If you took a glance at the National Hockey League’s top goal scorers, it would take you some time before you scrolled all the way down to find Zach Hyman. Along with teammates Andreas Johnsson and Morgan Rielly, Hyman’s 20 goals this season are tied for 109th in the NHL.
The 26-year-old reached the 20-goal plateau for the first time in his career on Mar. 25 against the Florida Panthers, doing so in his 65th game of the season.
Over the course of his first three seasons, Hyman has improved from 10 goals to 15 to 20. The second half of 2018-19 has been particularly strong. Since Jan. 1, he ranks third on the Maple Leafs in 5-on-5 goals with 10. Only John Tavares (14) and Auston Matthews (13) have more. Only 34 players in the NHL have scored more at 5-on-5 since the calendar turned to 2019. Hyman also ranks fifth on the team in points at 5-on-5 since Jan. 1 with 20, ahead of William Nylander, Morgan Rielly, Kasperi Kapanen and Nazem Kadri.
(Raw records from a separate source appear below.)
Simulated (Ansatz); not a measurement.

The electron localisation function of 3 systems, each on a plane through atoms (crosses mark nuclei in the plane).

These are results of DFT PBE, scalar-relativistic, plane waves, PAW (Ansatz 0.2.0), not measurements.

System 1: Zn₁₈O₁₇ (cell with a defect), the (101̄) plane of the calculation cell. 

While this marked improvement in burying the biscuit is good news for Leafs Nation, it’s more than just that one skill that makes Hyman an invaluable player and perhaps the Maple Leafs’ most under-appreciated player.
Hyman’s Work Ethic Unparalleled
If there’s one person who truly understands Hyman’s value, it’s head coach Mike Babcock. He plays the Michigan University alumnus a lot, not just with linemates Mitch Marner and John Tavares, but also on the penalty kill. Hyman averages 2:18 of ice-time per game while shorthanded, the most of any Maple Leafs forward.
This is because Babcock trusts him. Why? Because of his no-quit attitude. Hyman’s motor never stops. He just keeps going and going and going, whether it’s hunting down the puck on the forecheck, out-racing a pinching defenceman to chip a puck up from his own zone, or back-checking through the neutral zone. Hyman is often on the ice to help preserve a lead in the final minutes of close games. It’s why he leads the NHL with six empty-net goals.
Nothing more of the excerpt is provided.